Much has been made of the use of artificial intelligence in security. Some experts will tell you it is the single biggest key to success, while others will tell you that AI is little more than marketing jargon without any real-world value. I think the truth is somewhere in the middle. AI absolutely has a place in security, but it is not a silver bullet. With that said, there are three primary ways that organizations should be using AI to act as a force multiplier for security teams.
1. Attack Prevention
The use of AI in security should be very focused on multiplying the efforts of security teams, especially considering the current shortage of security skills.
A recent report from JupiterOne found that security teams are responsible for more than 165,000 cyber assets across cloud workloads, devices, network assets, applications, data assets, and users. Trying to defend that many assets is a daunting task. In fact, according to a report by Capgemini Research Institute, 61% of organizations said they would not be able to identify critical threats without AI.
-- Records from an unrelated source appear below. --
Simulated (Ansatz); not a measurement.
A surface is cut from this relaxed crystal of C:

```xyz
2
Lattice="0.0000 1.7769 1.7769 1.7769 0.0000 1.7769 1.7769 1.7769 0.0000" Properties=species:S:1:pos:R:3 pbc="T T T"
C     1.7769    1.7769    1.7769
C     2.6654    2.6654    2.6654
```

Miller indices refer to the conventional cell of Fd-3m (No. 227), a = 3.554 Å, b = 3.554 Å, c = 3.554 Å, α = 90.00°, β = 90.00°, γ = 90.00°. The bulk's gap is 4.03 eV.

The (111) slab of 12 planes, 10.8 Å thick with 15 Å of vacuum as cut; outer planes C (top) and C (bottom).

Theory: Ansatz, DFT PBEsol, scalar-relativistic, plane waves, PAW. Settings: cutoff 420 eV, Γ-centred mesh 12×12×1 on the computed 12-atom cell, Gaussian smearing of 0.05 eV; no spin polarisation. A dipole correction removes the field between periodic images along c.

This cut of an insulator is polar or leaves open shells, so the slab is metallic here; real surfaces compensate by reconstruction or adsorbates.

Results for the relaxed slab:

AI and machine learning can reduce the workload for analysts by automatically sifting through data logs and identifying relevant threats. When used effectively, artificial intelligence will not only alert security professionals to threats but also will classify types of attack, allowing security teams to prepare appropriate responses. With this type of ongoing, comprehensive analysis of behavior patterns, analysts can manage even complex threats with far less manual effort, reducing mistakes made due to burnout and exhaustion.
2. Intrusion Detection
Prevention and detection go hand in hand because, as all security professionals know, a determined and skilled attacker will get in eventually. Identifying such a breach is highly dependent on anomaly detection, and this is another security area where AI shines. AI does not get bored and tired like humans do while scanning through the never-ending tedium of operations logs looking for odd behavior.
AI can be even more help when it comes to alert fatigue, a boogeyman of our own creation. Our efforts to identify every possible threat has resulted in an overwhelming number of security alerts. However, most of the alerts that hit the security operations center are false positives that security teams have to wade through to find actual threats. AI can be used to help security teams spend their time and energy wisely by identifying which alerts need immediate attention, which can wait, and which can be ignored entirely.
3. Application Security and Developer Productivity
One of the often-overlooked use cases for AI is application security. In today’s competitive climate, companies are constantly launching new apps and updates. It’s easy for AppSec teams to fall behind, and these challenges only snowball when vulnerabilities within code are discovered and both AppSec and development teams must divert their time and attention to remediating the issue.
As with attack prevention and intrusion detection, the key value proposition for AI in AppSec is acting as a force multiplier by taking on repetitive and menial tasks. Ensuring the delivery of a secure application involves going through hundreds or thousands of security findings to uncover relationships and gain insight into the risk a vulnerability represents. AI can significantly reduce the time AppSec teams sit with each new application launch or update so that they can focus on more intensive and important tasks.
There may be a day when AI is a security savior, but, for the time being, it can be incredibly valuable in helping security teams make sense of the mountains of data an enterprise generates and in ensuring that applications are launched securely.